Video: Why Britain needs the euro

This talk proved to be seriously contoversial online, before a word of it was uttered. Some people chose to stay away, others came but for different reasons, but thankfully most entered into the spirit of the thing. But what was the point of talking about the euro?

The intention of choosing this topic was not to say to the world: here is a bona fides libertarian and this is what bona fides libertarians think, but rather to explore an issue from a new and unexpected direction. Christian Michel is not the first person to suggest the euro, symbol of the European project and lever for the aquisituion of sovereignty, might not be a bad thing if considered on it’s own merits. The arguement goes, approximately, that an ideal currency should have wide circulation, have backing at the appropriate economic scale, and money printing should be limited to ensure price stability. Michel argued that the euro has wide circulation and is intended for wider circulation, that it is big enough and that the ECB’s mandate is to ensure price stability.
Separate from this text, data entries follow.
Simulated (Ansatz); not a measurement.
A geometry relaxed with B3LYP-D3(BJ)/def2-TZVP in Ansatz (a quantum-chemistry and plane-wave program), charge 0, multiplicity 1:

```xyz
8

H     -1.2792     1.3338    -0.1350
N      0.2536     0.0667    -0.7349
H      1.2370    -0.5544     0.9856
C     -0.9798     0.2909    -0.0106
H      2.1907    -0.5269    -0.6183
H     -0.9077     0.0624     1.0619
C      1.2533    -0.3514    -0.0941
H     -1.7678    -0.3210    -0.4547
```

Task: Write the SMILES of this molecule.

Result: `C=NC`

Looking at the reasons why the euro might be a good idea, helps us by reheasing the arguments about what it is we want from a currency and what the economics are.  The issue is, of course, immensely important but a well informed and prepared community of activists is a prerequisite for tackling any issue at all.

All that said, and without wishing to undermine it, isn’t a debate with people you disagree with so much more enjoyable than one where everyone agrees already? Regardless, here is the talk, as is, and much of the Q&A as well. The filming of the Q&A was impacted by a few technical glitches and the the video quality is even patchier than I expected. I hope you don’t mind.

A word about the introduction, which is probably a bit muddled. Sometimes a writer is hostile toward a topic but writes it up anyway and ends up paying the subject a compliment. Gordon Gecko’s greed speech in Wall Street is an example where good sense is placed into the mouth of a villain by a writer that disagrees politically. In the week ahead of the talk the libertarian rock god Frank Turner was accused of the heinous crime of being a libertarian and saying libertarian things and the Guardian printed a list of shocking quotes that sounded perfectly decent to me*. Likewise the profile of Christian Michel, which I borrowed from a book on money laundering, was perhaps from a hostile source (I haven’t read the whole book), but when taken literally it was most complimentary, and it was my intention to be complimentary. I hope that is a little clearer.

 

* remind me to spend a lot more money on Frank Turner merchanise…

 

 

  2 comments for “Video: Why Britain needs the euro

  1. Paul Marks
    Oct 1, 2012 at 11:15 am

    The masters of the Euro (the “European Central Bank” and others) have decided upon a policy of unlimited monetary expansion (all the rules and limits and…. have proved to be lies).

    However, the masters of the other major fiat (fiat – command, order, currency based on NOTHING apart from government force and fear) currencies have also decided on a policy of unlimited monetary expansion (are also committed to producing, from NOTHING, any amount of money).

    So the traditional free market position of favouring competition between currencies is moot at this point – as the major fiat currencies are all under the control of wildly misguided people (people filled with the false doctrines of Lord Keynes, indeed the false doctrines of some economists before Lord Keynes such as Irving Fisher – with his false doctrine that monetary expansion, the old meaning of the word “inflation”, does no serious harm as long as prices are not going up in the shops).

    The only way out of this nightmare is to return to useing commodities (gold, silver….) as currencies – not as “standards” for money, but directly as money. So if people agree to be paid and to pay in gold – gold is the money (not the “standard” for something else that is the money) ditto silver, or any other commodity buyers and sellers choose to use as money.

    If Christian Michel would turn his full support for a return for commodity currencies (rather than waste his time talking about the Euro – or other fiat currencies that are controlled by wildly misguided people) it would be better.